FEATURE ARTICLE -
Book Reviews, Issue 34: April 2009
At first, it seemed strange that Clive Hamilton, author of Affluenza and Scorcher and feisty former executive director of the Australia Institute should be writing a fairly heavy book on philosophy.
Thinking more deeply, I realised that any social activist and, particularly, one who wrote influential books on contentious subjects concerning the future of our society and our world should be concerned about questions of morals. An even more important topic for the social activist is the philosophical basis of morals. Why do anything concerning the state of the world, one might ask, if morality is merely relative, if any set of principles is as good as any other.
In The Freedom Paradox, Professor Hamilton2 sets out to provide a sound philosophical basis for what he calls a post-secular ethics. In a society where religion, no longer, plays a dominant role, Professor Hamilton must eschew reliance on the authority of the divine or the revelation of scripture. He must find an anchor for a set of ethical principles which will avoid the potential despair of moral relativism.

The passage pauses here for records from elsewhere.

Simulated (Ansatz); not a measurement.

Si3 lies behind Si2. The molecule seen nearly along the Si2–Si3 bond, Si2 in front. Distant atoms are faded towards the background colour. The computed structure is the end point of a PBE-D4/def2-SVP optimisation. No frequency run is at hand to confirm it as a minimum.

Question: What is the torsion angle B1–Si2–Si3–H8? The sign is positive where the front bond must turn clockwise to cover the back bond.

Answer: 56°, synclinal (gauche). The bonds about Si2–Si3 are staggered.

The freedom paradox of the title draws upon the failure of many, especially in the developed world, to find happiness despite the absence of material want and the absence of constraints either from legal restriction or societal taboos. Professor Hamilton concludes that modern life evidences a failure of long sought after freedoms to deliver happiness. He also notes that the ability to make choices has not led to individuals making well thought out choices to live very individual lifestyles. Rather, people tend to live conformist lifestyles, making choices encouraged, indeed, dictated by corporate marketing. Unparalleled freedom has led to unsatisfying, conformist, unfree lifestyles. This is the “freedom paradox”.
In this way, the pursuit of a new ethical theory is a pursuit of true freedom.
Professor Hamilton pursues his new ethics via a new metaphysics. First, the nature of experience and knowledge must be explained. This pursuit returns, in the first instance, to Immanuel Kant, the great German rationalist and philosopher of the Enlightenment.
Through Kant, Hamilton explains that the world is only known to us through the product of our senses and our rational thought. The world as we thus perceive it is called the “phenomenon”. We can know very little about the underlying or real world on which our senses and consciousness acts. Borrowing from different cultures, Professor Hamilton describes this other world as “the thing as it is” or the “noumenon”.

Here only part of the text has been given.